Already, the third quarter of 2012 is off to a promising start with Qatar's dual-tranche USD 4 billion sukuk issuance and Emirates Islamic Bank and Emaar each issuing USD 500 million worth of sukuk. The sukuk market also welcomed the first issuer out of Kazakhstan in the form of the Development Bank of Kazakhstan's MYR 240 million maiden sukuk. While 2011 certainly set the bar quite high, 2012 promises to shatter the high water mark of USD 85 billion in primary sukuk issuance, with estimates of USD 123 billion by Zawya Sukuk Monitor squarely within sight.

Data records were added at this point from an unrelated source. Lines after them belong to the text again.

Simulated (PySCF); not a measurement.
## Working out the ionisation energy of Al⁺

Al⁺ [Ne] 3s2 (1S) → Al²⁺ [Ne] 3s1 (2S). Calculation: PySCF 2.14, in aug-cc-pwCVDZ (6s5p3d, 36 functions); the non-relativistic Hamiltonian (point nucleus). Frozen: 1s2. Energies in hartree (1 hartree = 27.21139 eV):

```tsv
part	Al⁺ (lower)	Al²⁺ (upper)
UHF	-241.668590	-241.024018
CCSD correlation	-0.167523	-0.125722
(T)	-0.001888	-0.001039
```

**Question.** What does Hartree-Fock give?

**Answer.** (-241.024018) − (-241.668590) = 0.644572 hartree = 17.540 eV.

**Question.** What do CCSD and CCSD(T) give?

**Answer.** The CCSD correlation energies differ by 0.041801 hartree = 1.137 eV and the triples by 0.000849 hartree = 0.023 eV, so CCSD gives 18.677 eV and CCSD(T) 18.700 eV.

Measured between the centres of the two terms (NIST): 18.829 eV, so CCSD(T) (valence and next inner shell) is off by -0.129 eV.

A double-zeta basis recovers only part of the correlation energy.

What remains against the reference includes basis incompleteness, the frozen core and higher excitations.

The profundity of this moment should not be lost. In merely two years, the primary sukuk market will have outstripped the value of primary sukuk issuance over the previous 10 years. According to IIFM historical data, from 2001 to 2010 primary domestic and international sukuk issuance totaled USD 197.2 billion. At the current pace, the value of primary sukuk issuance in 2011 and 2012 will eclipse the USD 200 billion mark.
How Do We Capitalize?
Corporate Issuers - Where Art Thou?
With the credit crunch in 2008 and 2009, corporate issuers looked to deleverage their balance sheets. But nearly four years on, corporate sukuk issuers remain conspicuous by their absence. Corporate issuers made up only 14% of sukuk issuers in 2011 and so far only 13% in 2012 according to Zawya Sukuk Monitor data. Sovereigns have stepped in to help establish a yield curve for their respective domestic markets (more on that below), so now is the time for those corporate issuers to step forward. And, with sukuk yields at a seven year low according to the HSBC/Nasdaq Dubai US Dollar Sukuk Index, now is the time to jump in.
Yield Curve Doesn't Stop at 10 Years
The supply of long dated paper (tenor greater than 10 years) seems to flow exclusively through Malaysia and Indonesia. A few exceptions exist out of the GCC - the most prominent being 20-year issues by SABIC and SEC. That said, the Islamic bond market still makes up a small percentage of the overall sukuk market in terms of both value and volume.
In order for the sukuk market to continue to lay strong foundations, the full spectrum of the yield curve will need to be touched. This starts with sovereigns and quasi-sovereigns continuing to push the tenor of their sukuk issuances - domestic and international - coupled with an increase in volume. As corporate issuers return to the market they too will need to follow this lead and break through their seven- to 10-year ceiling.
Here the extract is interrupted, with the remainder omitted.